Aquaman (2018) is directed by James Wan and stars Jason Momoa, Amber Heard, William Dafoe, Patrick Wilson, Nicole Kidman, Dolph Lundgren, Yahya Abdul Mateen II and Tom Curry. This is a *spoiler free* review.
Aquaman is lame. Which, for a very long time has been the (unfair) stereotype about this DC character. His costume is dorky, his super power sucks. He can only talk to fish. Such were the complaints among pop culture patrons who hadn’t really had true exposure to the lore and character of Aquaman. In steps Zack Snyder, as he helms the forefront of the DCEU back in 2013, which feels like eons ago. Snyder’s vision has been pretty alternative, dark and controversial. Many have hailed him as a misunderstood genius, with some hit and misses in his experimental style of character portrayals. When he announced the casting of Jason Momoa, fresh off his Khal Drogo (Game of Thrones) run, I have to admit I was pretty excited. He was probably what was needed to make the character badass in public consciousness. His costume and look was pretty underwhelming from the first reveal in Batman v Superman (2016), but I was pleasantly surprised from just how much heart he had in the Justice League movie (2017). So, I was pretty curious about his solo outing.

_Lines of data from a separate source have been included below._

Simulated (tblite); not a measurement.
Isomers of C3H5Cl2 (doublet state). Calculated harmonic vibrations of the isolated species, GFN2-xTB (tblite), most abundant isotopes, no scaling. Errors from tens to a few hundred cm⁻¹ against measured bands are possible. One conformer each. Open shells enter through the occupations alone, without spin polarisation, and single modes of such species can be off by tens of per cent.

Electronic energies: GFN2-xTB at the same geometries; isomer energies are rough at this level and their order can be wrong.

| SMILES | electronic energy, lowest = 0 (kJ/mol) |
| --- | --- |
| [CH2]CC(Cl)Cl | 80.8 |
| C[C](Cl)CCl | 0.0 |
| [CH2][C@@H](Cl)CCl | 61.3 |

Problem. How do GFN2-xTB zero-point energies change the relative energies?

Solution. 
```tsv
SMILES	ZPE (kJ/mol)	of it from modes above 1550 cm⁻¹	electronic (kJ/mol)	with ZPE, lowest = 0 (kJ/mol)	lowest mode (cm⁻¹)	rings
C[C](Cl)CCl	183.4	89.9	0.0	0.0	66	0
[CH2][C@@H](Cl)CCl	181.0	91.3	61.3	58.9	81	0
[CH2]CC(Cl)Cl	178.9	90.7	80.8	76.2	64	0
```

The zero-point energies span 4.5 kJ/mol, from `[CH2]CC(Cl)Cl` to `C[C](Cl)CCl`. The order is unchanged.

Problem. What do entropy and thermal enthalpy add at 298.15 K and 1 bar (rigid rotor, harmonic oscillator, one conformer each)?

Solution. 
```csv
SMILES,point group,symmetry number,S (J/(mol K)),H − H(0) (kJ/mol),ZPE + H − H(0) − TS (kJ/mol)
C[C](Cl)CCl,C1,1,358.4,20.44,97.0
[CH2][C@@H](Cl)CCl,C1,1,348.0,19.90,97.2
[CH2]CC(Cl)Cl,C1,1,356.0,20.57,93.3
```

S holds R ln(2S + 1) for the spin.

The Aquaman movie…is pretty darn good. What we have here is something the Superhero genre had yet to diversify into: a pure, classic, adventure flick ala Raiders of The Lost Ark (1981) or Pirates of the Caribbean (2003). Come and expect 143 mins of light hearted, pop-corn fun that doesn’t take itself too seriously (yes, a DC movie).
Aquaman is lame. Which, for a very long time has been the (unfair) stereotype about this DC character. His costume is dorky, his super power sucks. He can only talk to fish. Such were the complaints among pop culture patrons who hadn’t really had true exposure to the lore and character of Aquaman.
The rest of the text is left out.